Shawn Windsor, Detroit Free Press: Michigan baseball changed its program with incredible national runner-up season

They lingered for a while. Maybe 40 minutes on the field where many of them played their last inning of college baseball.

They high-fived and hugged and chatted as Vanderbilt celebrated some 50 feet way, a pile of giddy College World Series champs at TD Ameritrade Park.

Their coach had asked them to stay and watch.

And really, why not?

“There is only one other team in the country that gets to watch that live,” said Michigan coach, Erik Bakich. “That's something that has value for our guys to see that in person.”

Because he expects these Wolverines to be back.

Regularly.

If there was a story line for the Wolverines the past three days as U-M fell to Vanderbilt, 8-2, in the season’s final series — other than Vanderbilt’s filthy pitching — there it was: The run to Omaha should change this program.

“This type of success — even though we are not No. 1 — will move the needle and allow us to be a program that is now ignited to where this becomes the standard and guys believe it and know what it takes to navigate through a postseason,” said Bakich. “Our guys have experience doing that and that’s a huge luxury to have.”

But this isn’t just about how the Wolverines feel about themselves now that they’ve gotten here, a game away from winning it all. It’s about outside perception, too. About how recruits and high school baseball coaches see what Bakich has created.

No longer do players from the midwest need to go south to chase postseason tournament runs and a dream of playing in the major leagues. This U-M team proves that.

By coming within a game of a national title and by having several of its players get snatched up in the MLB draft earlier this month.

John Niyo, The Detroit News: Erik Bakich finds right formula to get Michigan baseball ‘over the hump’

For a coach, this is when you know you’ve done things the right way.

And for Michigan baseball coach Eric Bakich, this is probably when he knew it’d be OK, no matter what happened at the end of a remarkable season.

Moments after a disappointing loss Tuesday night at the College World Series in Omaha, after Vanderbilt’s ace had staved off elimination and forced Wednesday’s winner-take-all Game 3 against the Wolverines, Bakich took one look at his players and knew the message didn’t need to change.

“Well, I just read their faces in the dugout,” Bakich told reporters, “and they were smiling.”

And at that point, he knew his postgame speech needed only to remind the Wolverines of something they’d all grown to understand -- and of the belief they’d all learned to share -- over the last six weeks, in particular.

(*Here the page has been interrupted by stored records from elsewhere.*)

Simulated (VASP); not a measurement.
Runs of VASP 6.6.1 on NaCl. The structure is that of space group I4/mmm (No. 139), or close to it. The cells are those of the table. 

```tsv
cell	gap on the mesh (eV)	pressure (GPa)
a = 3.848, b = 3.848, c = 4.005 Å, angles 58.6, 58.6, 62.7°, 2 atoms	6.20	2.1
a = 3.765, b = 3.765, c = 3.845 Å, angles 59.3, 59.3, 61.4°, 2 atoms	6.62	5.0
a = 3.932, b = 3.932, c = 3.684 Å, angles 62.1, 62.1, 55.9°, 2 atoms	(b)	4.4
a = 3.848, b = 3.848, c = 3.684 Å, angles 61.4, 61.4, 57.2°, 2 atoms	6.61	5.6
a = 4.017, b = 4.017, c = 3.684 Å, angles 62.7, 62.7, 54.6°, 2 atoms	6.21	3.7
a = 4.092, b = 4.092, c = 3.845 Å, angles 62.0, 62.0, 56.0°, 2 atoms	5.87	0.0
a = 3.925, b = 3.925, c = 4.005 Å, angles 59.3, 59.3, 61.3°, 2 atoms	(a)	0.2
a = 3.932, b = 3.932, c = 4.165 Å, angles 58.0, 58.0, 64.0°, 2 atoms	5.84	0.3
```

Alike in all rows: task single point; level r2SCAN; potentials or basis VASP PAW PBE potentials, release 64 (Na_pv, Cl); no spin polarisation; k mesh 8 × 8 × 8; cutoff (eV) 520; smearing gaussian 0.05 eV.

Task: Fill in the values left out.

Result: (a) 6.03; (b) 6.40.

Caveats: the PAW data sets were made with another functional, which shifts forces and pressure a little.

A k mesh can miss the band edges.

“He said it couldn’t be more fitting for our team that we go into the final day,” catcher Joe Donovan said.

And he was right, once more, which is a reminder itself, I think, of just what a perfect fit Bakich is for the program he led to a place it hasn’t been in decades. A place few would’ve imagined it’d ever reach again, for that matter.

Much like John Beilein was for Michigan’s basketball program over the last decade or so, Bakich has proven to be the right coach at the right time in the absolute right place in Ann Arbor. From the detailed practice plans to the player developmental program to the desire to blend old-school core values -- aggressiveness and toughness -- with new-age thinking. (Bakich's players will talk casually about some of the mental calisthenics they rely on daily -- breathing exercises, self-talk, cue words and so on.)

And regardless of Wednesday’s dramatic deciding game – the last NCAA sporting event of the 2018-19 calendar year -- Michigan baseball’s spring barnstorming tour has done something that can’t be measured in wins or losses. It can only be measured in smiles, whether from exhilaration, exhaustion or whatever.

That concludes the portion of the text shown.